If you were employed by Disney, you had to read well in most situations, but not all. You had to be well-versed in multiple styles in ALL situations that you'd be playing in. If a guest made a request, you were expected to try to accommodate it. You might have gone from a rock band at 3 pm to reggae at 7 pm to bop at 9 pm. This was just expected if you worked FOR DISNEY. An example: Say you're the drummer in the Epcot rock band that plays every day at 3 pm over in world showcase. The Dixieland Jazz group in Magic Kingdom's drummer calls in sick and you were expected to go play in that group if at all possible at 7 pm. You've never heard them, met any of them, etc. You just went and put on that costume and were expected to pull it off perfectly as part of your hourly wage. This used to happen at least once a week back in the day. Obviously, I could never pull that stuff off as a non-sight reader. But there were plenty of musicians that did every single day and made pretty good money doing so.

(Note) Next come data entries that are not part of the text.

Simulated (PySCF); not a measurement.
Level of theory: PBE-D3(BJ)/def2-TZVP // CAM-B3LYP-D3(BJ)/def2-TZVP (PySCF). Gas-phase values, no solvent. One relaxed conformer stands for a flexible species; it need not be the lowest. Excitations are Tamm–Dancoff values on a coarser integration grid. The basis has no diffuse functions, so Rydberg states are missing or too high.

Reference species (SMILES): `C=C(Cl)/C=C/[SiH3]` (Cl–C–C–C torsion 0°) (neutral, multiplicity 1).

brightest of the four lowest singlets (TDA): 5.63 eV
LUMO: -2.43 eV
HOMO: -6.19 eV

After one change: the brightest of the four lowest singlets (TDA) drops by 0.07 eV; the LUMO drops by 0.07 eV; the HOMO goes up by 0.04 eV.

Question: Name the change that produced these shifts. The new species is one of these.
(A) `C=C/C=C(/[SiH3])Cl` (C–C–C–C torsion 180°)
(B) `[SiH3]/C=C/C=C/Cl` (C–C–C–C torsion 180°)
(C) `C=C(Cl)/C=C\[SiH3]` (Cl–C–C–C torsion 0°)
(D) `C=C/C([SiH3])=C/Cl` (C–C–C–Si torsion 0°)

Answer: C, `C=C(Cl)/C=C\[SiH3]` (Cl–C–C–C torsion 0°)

That said, there were many groups/bands that were independent contractors that did "their thing" and that's it. They didn't work as often as the full Disney employees in the parks, but the money was pretty good. I knew several guys that just did one or two gigs per week in the parks to supplement their full-time bands' income in the Orlando area. One of those fellas was later in Creed. Another one formed Seven Mary Three. Lots of great players went through the Disney ranks in one way or another back then.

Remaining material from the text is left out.